There are two types of pressure differential switches; mechanical or hydraulic. Mechanical switches are activated by excessive brake travel. Hydraulic switches are activated by a difference in pressure between the front and rear system. When pressure in one of the lines is sharply reduced, pressure from the other side forces a piston to move. A plunger pin then drops into a groove in the piston, activating a switch that turns on a dashboard warning light.
The brake warning light is also connected to the brake fluid level sensors in the master cylinder reservoir(s). If the brake warning light comes on, the fluid level should be checked. If the level is low, more fluid should be added, and the leak should be found and repaired as soon as possible. BE SURE TO USE THE RIGHT FLUID. NEVER IGNORE THE BRAKE WARNING LAMP, AND ALWAYS NOTE WHETHER IT WORKS DURING THE STARTING SELF-TEST.
Power brakes (also called “power assisted” brakes) are designed to use the power of the engine and/or battery to enhance braking power. The four most common types of power brakes are: vacuum suspended; air suspended; hydraulic booster, and electro-hydraulic booster. Most cars use vacuum suspended units (vacuum boosters), which employ a vacuum-powered booster device to provide added thrust to the foot pressure applied.
In a vacuum booster type system, pressure on the brake pedal pushes forward a pushrod connected to the pistons within the master cylinder. At the same time, the pushrod opens the vacuum-control valve so that it closes the vacuum port and seals off the forward half of the booster unit. The engine vacuum line then creates a low-pressure vacuum chamber. Atmospheric pressure in the control chamber then pushes against the diaphragm. The pressure on the diaphragm forces it forward, supplying pressure on the master cylinder pistons.

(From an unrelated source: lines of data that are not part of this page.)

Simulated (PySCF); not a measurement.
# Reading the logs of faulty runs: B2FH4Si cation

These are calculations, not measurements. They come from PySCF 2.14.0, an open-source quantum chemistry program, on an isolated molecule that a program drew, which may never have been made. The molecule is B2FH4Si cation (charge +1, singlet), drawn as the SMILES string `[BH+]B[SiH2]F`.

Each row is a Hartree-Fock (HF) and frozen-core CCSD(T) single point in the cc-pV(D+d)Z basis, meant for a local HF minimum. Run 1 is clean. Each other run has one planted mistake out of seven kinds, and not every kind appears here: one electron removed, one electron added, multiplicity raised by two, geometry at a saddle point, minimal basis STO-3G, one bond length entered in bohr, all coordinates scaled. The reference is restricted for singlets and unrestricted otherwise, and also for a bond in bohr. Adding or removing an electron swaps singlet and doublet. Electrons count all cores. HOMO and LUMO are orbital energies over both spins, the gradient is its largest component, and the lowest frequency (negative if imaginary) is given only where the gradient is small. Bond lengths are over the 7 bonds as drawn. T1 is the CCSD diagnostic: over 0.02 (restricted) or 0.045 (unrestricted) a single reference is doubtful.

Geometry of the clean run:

Hydraulic booster systems usually tap into the power steering pump’s pressure, and use this power to augment pressure to the master cylinder. Electro-hydraulic booster systems use an electric motor to pressurize a hydraulic system which augments pressure to the master cylinder. This allows the vehicle to have power assisted brakes even if the engine quits.
You may wish to compare the difference between power and non-assisted braking in a safe area; while driving slowly, turn the ignition key off (don’t turn it into the locked position, because the steering wheel will lock, which is highly unsafe.) As the car coasts along, press the brakes hard. The force of your foot is now the only thing stopping the car. The safe driver is always ready to apply the total force needed to stop their vehicle, even if the engine quits (thereby removing the power assist).
Filler Cap (Brake Fluid Reservoir Cover)
The cap on the brake fluid reservoir has a hole for air, or is vented, to allow the fluid to expand and contract without creating a vacuum or causing pressure. A rubber diaphragm goes up and down with the fluid level’s pressure, and keeps out any dust or moisture. If the cap’s seal becomes distorted, it usually indicates a brake fluid contamination problem.
Vacuum From The Engine
Engine intake manifold vacuum is used for augmenting the foot’s braking power in vacuum assisted power brakes. This vacuum is created by the pistons as they draw downward, sucking air into the cylinders. When you push the brake pedal down, the vacuum control valve lets the engine draw a vacuum in the front section of the booster unit. The atmospheric pressure on the other side of the diaphragm provides significant additional braking force.
Brake fluid is a special liquid for use in hydraulic brake systems, which must meet highly exact performance specifications. It is designed to be impervious to wide temperature changes and to not suffer any significant changes in important physical characteristics such as compressibility over the operating temperature range. The fluid is designed to not boil, even when exposed to the extreme temperatures of the brakes.
Different types of brake fluid are used in different systems, and should NEVER be mixed. Most cars use “DOT 3” or “DOT 4” brake fluid. Some newer cars use silicone brake fluids. These should NEVER be mixed together, because the seals in each car are designed to work with only their specific fluid types. For example, the mixing of “Silicone” brake fluid and conventional glycol based DOT 3 or DOT 4 fluids should be avoided, as the two fluid types are not miscible (they will not mix together). DOT 3 brake fluids and DOT 4 brake fluids can be mixed.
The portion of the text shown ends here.